Employers Should Audit Exempt Classifications in Response to USDOL’s Increased Salary Requirements to Qualify For Overtime Exemption

On April 24, 2024, the U.S. Department of Labor (DOL) announced a long anticipated final rule increasing the minimum salary requirements that “white collar” and highly compensated employees must meet to qualify for exemption from the overtime requirements of the Fair Labor Standards Act (FLSA).  It is estimated that the rule could impact up to 4 million employees who may now be eligible for overtime pay unless employers increase their salaries to meet the new requirements.

Two-Phased Increase for White Collar Exceptions

The DOL’s rule announced a phased-in increase in the salary basis test applicable to the white collar exemptions for executive, administrative and learned professional employees.

  • Effective July 1, 2024, the salary basis to qualify for the three white collar exemptions will be raised from $684 per week / $35,568 per year, to $844 per week / $43,888 per year.
  • On January 1, 2025, the salary basis will be significantly increased to $1,128 per week / $58,565 per year.

In addition, these thresholds will be reexamined by the USDOL every three years (with the first review on July 1, 2027) to account for current earnings data, and employers can expect additional increases going forward.

The new rule does not affect the existing regulations that allow for 10% of the required salary to be satisfied by the payment of nondiscretionary bonuses, incentives and commissions.

Two-Phased Increase for the HCE Requirements

The salary basis test for highly compensated employee (HCE) exception will likewise be subject to increases.

  • Effective July 1, 2024, the salary basis for HCE employees will be raised from $107,432 per year, including at least $684 per week on a salary or fee basis, to $132,964 per year, including at least $844 per week on a salary or fee basis.
  • On January 1, 2025, the salary basis for HCEs will significantly increase to $151,164 per year, including at least $1,128 per week on a salary or fee basis.

As with the white collar exemptions, these salary requirements will be subject to review every three years.

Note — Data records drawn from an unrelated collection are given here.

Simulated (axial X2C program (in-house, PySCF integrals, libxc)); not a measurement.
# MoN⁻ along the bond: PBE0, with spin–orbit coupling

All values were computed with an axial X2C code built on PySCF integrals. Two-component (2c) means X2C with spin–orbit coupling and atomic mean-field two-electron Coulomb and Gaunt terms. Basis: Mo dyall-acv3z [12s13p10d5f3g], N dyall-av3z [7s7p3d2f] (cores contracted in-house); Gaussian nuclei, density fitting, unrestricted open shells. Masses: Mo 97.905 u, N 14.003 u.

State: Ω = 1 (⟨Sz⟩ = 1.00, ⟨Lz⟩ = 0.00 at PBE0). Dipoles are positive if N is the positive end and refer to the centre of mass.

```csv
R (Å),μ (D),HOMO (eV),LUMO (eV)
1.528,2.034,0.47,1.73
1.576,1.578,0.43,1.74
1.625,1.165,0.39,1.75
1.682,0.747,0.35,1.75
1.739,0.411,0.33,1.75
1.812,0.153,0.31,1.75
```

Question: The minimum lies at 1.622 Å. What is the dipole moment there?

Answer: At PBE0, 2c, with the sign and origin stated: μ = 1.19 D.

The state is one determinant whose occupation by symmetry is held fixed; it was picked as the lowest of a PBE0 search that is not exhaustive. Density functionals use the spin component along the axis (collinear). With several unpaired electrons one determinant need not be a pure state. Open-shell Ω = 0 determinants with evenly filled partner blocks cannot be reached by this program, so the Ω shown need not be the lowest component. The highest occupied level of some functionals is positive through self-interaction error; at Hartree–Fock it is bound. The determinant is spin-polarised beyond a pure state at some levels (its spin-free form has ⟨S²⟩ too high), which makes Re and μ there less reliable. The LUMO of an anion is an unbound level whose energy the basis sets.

The Duties Test for Exemptions Undisturbed

Employers must be mindful that the salary basis test works in tandem with a “primary duties” test that also must be met to qualify for the white collar and HCE exemptions.  The DOL’s regulations have separate duties tests for each of these exemptions that must be taken into account before claiming exempt status for the position in question.

Employers Must Prepare

Employers should immediately review all exempt white collar and HCE employees to ensure that their current compensation meets the new salary basis tests that go into effect on July 1, 2024.  If not, employers have several choices: i) increase the salary to the new minimums to preserve the exemption, ii) reclassify the employee as non-exempt and eligible for overtime pay, while continuing to pay on a salaried basis, or iii) transition the employee to an hourly employee.  This final option may have a demoralizing effect because employees transitioning to an hourly basis, may view their reclassification as a demotion to a rank and file employee now subject to tedious time-keeping requirements.  Regardless of the mode of payment, if the exemption is lost the employer must now ensure that these reclassified salaried or hourly employees are accurately tracking all time worked.

For those salaried employees who rarely if ever work overtime, opting for the salary increase to retain the exemption may not make economic sense, as the overtime liability will likely not occur.  Conversely, for those who work overtime, the employer must assess whether increasing the salary to preserve the exemption is more cost effective than transitioning the employee to non-exempt and paying overtime.

The salary review is also a perfect opportunity for employers to verify whether employees presently classified as exempt actually meet the applicable duties test, thereby ensuring that a claim of misclassification can withstand DOL review.

Although employers must make these same assessments in preparation for the January 2025 increases, many commentators question whether these aggressive increases will survive the anticipated challenge in the courts.